Pakistan has won because the radicalisation in Kashmir is real and the alienation pervasive. We can console ourselves with the fact that cowardly Pakistani generals who use proxies can never win an actual war. But it is also becoming clear that our chest thumping politicians can seldom win an actual peace. It is easy to vent out anger at Kashmiris; it is far more difficult to accept the truth that in the last five years we made the situation in Kashmir far worse. The fragile and uncertain gains in Kashmir of the Atal Bihari Vajpayee and
Manmohan Singh years have been squandered away in an illusory bravado. Pakistan has won because our responses make India look more like Pakistan. There is a long-standing strain in Indian politics that has gained more currency recently. Structuring citizenship or political standing around religious identity was Pakistan’s parlour game. But there are more politicians in India now who want to play the same game, who are besotted by the same vocabulary of blasphemy, religion-based identification, and parochialism. There are sections of the Indian Left, whose response to nationalism is to say that the poisons of smaller identities can be an antidote to the larger poison of vicious nationalism.
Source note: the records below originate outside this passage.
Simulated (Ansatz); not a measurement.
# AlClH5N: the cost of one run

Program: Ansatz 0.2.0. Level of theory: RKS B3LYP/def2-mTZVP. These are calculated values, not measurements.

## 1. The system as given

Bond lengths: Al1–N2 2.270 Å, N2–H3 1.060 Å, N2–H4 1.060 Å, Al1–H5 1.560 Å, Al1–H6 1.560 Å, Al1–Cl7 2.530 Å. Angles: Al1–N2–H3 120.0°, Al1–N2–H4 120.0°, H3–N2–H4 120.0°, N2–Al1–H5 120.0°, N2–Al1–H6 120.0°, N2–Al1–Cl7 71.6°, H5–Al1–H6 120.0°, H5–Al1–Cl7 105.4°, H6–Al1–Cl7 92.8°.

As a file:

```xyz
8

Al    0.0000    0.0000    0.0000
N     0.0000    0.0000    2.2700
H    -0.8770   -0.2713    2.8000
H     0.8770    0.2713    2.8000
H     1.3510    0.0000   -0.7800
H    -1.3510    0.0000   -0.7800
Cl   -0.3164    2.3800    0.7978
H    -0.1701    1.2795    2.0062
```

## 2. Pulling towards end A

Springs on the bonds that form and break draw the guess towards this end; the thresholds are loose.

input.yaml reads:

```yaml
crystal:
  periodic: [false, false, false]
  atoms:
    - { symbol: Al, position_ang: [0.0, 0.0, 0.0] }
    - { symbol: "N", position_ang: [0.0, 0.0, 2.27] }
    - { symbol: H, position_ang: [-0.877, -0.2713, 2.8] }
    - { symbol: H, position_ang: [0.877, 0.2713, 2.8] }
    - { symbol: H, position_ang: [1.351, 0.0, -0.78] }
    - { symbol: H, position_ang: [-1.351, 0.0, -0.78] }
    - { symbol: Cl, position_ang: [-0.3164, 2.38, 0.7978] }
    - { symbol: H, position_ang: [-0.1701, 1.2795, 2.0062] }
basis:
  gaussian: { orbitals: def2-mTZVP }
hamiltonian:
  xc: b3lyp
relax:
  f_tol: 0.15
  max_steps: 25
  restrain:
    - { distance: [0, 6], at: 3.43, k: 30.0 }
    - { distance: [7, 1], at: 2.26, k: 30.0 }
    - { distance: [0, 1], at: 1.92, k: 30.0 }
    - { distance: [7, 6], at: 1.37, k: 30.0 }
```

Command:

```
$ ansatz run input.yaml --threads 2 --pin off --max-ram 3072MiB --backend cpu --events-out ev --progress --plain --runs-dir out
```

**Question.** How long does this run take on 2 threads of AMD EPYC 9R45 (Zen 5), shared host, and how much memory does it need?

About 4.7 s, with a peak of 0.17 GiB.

We are creating a culture where each life is reduced to, and completely foretold in, its identity. Now, apparently, even soldiers are reduced entirely to their caste. No wonder it is so easy to stereotype, attribute collective guilt and seek collective retribution and conjure up divisions. Pakistan was born in and is scarred by an identity fetish. Instead of embracing freedom, we also want to measure up to that fetish.